Controlled-Release Fertilizers for Commercial Potato Production in Florida1

Guodong Liu, Eric H. Simonne, Yuncong Li, Chad M. Hutchinson, Mark Warren, and Steven Lands2

Controlled-release fertilizers (CRFs) are often called slow-release fertilizers (SRFs) or timed-release fertilizers. However, the terms CRF and SRF should not be used interchangeably. The Association of American Plant Food Control Officials defines CRFs as fertilizers that contain a plant nutrient in a form in which the plant uptake is delayed after application, or that provide a longer duration of nutrient availability compared to other quick-release fertilizers, such as urea. The main difference between CRF and SRF is that in CRF (usually coated fertilizer), the factors affecting the rate, pattern, and duration of release are well known and controllable, whereas in SRF, they are not well controlled. At soil temperatures at 25°C, a CRF must meet three criteria: (1) less than 15% of the CRF nutrients should be released in 24 hours, (2) less than 75% should be released in 28 days, and (3) at least 75% should be released by the stated release time (40–360 days) (Trenkel 1997). Widely used CRFs include Nutricote®, Osmocote®, Polyon®, and Agrocote®. This publication discusses the use of CRFs—namely, coated fertilizers for commercial potato production in Florida. Energy costs and thus fertilizer costs escalated dramatically since 2005 and, therefore, cost for either traditional or CRF fertilization for potato production needs to be updated accordingly.

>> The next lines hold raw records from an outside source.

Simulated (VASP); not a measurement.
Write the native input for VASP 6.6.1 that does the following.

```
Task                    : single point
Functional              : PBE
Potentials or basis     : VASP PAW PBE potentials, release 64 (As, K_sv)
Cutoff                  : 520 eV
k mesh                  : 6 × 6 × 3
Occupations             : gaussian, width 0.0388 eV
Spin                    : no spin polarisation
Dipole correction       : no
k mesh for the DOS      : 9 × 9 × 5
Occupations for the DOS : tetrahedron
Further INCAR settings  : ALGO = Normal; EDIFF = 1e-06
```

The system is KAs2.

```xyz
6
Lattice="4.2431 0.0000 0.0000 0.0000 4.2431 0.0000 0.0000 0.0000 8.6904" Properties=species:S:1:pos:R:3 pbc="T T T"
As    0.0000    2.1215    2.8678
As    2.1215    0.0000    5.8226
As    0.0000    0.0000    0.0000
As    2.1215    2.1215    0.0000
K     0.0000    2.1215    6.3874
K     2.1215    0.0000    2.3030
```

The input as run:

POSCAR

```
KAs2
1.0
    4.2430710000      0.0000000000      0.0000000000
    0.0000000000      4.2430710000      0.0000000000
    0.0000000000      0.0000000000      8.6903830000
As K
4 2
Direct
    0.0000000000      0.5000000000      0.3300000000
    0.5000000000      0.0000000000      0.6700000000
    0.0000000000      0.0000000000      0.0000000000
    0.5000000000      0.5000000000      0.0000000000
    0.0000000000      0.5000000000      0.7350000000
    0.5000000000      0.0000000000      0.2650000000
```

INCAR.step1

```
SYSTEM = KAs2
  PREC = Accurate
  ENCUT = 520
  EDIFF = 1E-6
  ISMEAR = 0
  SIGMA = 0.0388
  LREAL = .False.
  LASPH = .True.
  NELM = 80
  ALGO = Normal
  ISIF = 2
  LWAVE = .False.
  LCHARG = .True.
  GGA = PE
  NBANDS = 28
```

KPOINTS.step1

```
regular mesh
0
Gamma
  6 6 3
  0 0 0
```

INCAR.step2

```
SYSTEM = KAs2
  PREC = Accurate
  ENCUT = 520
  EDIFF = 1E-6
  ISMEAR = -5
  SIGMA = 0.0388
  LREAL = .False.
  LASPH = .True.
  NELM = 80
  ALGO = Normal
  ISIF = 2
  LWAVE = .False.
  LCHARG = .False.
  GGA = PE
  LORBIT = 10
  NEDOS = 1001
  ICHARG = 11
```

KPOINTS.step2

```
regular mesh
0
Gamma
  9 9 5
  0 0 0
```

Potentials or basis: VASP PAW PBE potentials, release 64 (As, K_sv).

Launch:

The recent emphasis on the development of vegetable production best management practices (BMPs) has prompted a re-examination of fertilization practices for potato production in Florida. Considering the goals of the BMP programs, the use of CRFs has the potential to meet the production and environmental goals of both growers and regulatory agencies. Past UF/IFAS research has demonstrated that a CRF program can reduce nitrogen (N) rates by 25–50 lbs/acre without sacrificing crop yield or quality when compared to a traditional soluble N fertilizer program (uncoated urea, CO(NH2)2 and/or ammonium nitrate, NH4NO3). Although CRF technology can improve N use efficiency, the high cost of the material has limited the adoption of CRF technology for potato production. However, the development of BMPs coupled with the cost-share potential of CRFs at the national, state, and/or local level has improved the chances for CRF use for potato production.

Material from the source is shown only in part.